June 07, 2002|By DARREN SIMON

Staff Writer

Calipatria High School graduating senior Tanya Soriano is clear about what she wants to do with her life — help people.

And she knows exactly how: by becoming a nurse.

On Thursday, an hour before she was to graduate with her class of just over 60 students, Tanya talked of how she plans to reach that goal.

First, she will attend the Imperial Valley College nursing program, and then she wants to transfer to a four-year university.

She also said that as she becomes a nurse she wants to give back to the community in which she has lived her entire life — Niland.


"I want to return to Niland to help better our community," said the 17-year-old Tanya, who is not looking to relax this summer but rather will leap into summer school at IVC to start working toward her goal.

As she put on her cap and gown before Thursday's graduation ceremony, Tanya struggled with mixed emotions over leaving Calipatria High.

"I'm nervous, scared and excited," she said. "I'm not ready yet. It went by too quick. But I'm excited because I get to start a new life in a different environment."

That sentiment was echoed by her fellow graduates, who during the ceremony shared moments of tears and laughter as they remembered the past four years of their lives and looked toward the challenges ahead.

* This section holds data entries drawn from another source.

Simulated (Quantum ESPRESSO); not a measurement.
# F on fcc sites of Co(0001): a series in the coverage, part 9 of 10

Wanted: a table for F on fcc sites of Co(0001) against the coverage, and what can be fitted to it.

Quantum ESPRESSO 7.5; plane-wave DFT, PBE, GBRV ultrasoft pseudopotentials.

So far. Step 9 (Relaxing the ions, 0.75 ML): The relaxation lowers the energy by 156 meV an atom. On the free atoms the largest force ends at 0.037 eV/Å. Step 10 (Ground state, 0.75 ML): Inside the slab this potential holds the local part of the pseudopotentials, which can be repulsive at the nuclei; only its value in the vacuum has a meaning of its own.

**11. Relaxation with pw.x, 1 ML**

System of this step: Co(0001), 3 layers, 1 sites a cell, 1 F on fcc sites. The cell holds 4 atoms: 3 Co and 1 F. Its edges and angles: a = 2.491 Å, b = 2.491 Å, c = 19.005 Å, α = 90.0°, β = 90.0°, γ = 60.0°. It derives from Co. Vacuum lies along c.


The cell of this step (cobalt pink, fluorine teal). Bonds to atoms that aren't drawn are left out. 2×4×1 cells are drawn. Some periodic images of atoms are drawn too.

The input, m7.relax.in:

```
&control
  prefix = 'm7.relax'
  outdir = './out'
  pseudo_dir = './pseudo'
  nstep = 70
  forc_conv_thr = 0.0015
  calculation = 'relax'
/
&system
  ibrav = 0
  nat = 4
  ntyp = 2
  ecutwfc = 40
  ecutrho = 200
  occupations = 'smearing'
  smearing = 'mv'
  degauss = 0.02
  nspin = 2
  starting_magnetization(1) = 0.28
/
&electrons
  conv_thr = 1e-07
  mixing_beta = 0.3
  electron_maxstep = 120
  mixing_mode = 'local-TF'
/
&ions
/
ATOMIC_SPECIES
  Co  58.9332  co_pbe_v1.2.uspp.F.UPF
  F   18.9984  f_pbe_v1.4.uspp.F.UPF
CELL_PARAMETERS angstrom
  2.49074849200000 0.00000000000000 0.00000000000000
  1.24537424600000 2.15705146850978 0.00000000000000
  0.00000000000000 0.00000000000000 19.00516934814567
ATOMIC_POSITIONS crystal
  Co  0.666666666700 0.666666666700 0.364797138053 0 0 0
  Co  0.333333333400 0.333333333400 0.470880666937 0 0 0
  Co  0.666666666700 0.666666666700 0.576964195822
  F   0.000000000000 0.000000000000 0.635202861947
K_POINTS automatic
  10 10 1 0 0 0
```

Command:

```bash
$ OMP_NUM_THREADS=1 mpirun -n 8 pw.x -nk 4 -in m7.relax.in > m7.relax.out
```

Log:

Jacob Steele, 18, who has joined the Navy and wants to join the Navy SEAL unit, joked, "I don't want to graduate. I don't want to get a job. I like the high school life."

Laura Cortez, 18, said, "I'm excited and sad because I'm not going to see my friends."

Laura, like Tanya wants to return to the community after earning a degree in liberal studies. Her goal is to become a teacher in the Calipatria school district.

Class valedictorian Ryan Newton, 18, said he also feels the mixed emotions of his fellow students. Still, he said it is time to go out into the world and try to be a success.

He plans to attend University of California, Santa Barbara and major in business with the goal of owning his own business or rising to the top of a company.

Newton said he is proud of himself, that it feels good to have made his parents proud along with everyone who has helped him along his educational journey.

During the graduation ceremony, district Superintendent James Hanks gave credit to the graduating class for its spirit and hard work, in particular, during a difficult time in the country.

He said in the wake of the terrorist attacks of Sept. 11, the seniors at Calipatria High listened to the words spoken by President Bush and remained focused on moving ahead.

Hanks also credited the class for facing the hardship of having to move their classes to the old Fremont middle school campus as the high school is set to be renovated.

"You have met the challenges and cleared each hurdle," Hanks told the graduates.

School board Trustee Glenn Sampson, in an interview before the start of the ceremony, said there may be surprises ahead for the students, but their years in high school have given them the tools they need to succeed.

Tanya agreed, adding the school has a lot to offer students if they are willing to get involved and participate.

She said if she had any parting advice to students in lower grades, it is to get involved.

It is advice she has followed.

The list of her activities includes playing volleyball, basketball, taking part in Friday Night Live, Future Homemakers of America, FFA, the Young Artistic Minds program and the AVID program, and the list goes on.

Tanya also worked at two jobs: for the United Food Center and for the Steps of Success program in Niland.

She takes pride in the work she has done with the Steps of Success program, which is geared toward helping young people ages 14 to 21 through job-training and other services.

"I feel it's helped a lot of people who had no direction," said Tanya, who added she enjoys helping other youths through the program.

Direction has never been a problem for Tanya.

She has known since she was much younger that she wants to be a nurse. Park of her inspiration has come from her mother, Rosetta Saiza, a certified nurse's assistant.

Saiza said Thursday her daughter is ready to accomplish anything she wants.

"She is going to make something out of her life," Saiza said. "Since she was in kindergarten she always has said she wanted to be a nurse. She is going to make a good one because she cares."

Tanya said she wants to thank all who have helped her to this point in her life, including her teachers at Grace Smith Elementary School in Niland, and even the bus drivers who, she said, make it possible for Niland kids to participate in events at the high school.

"I'm thankful for all the help everyone had given me," she said. "Hopefully I'll return all the help they have given me."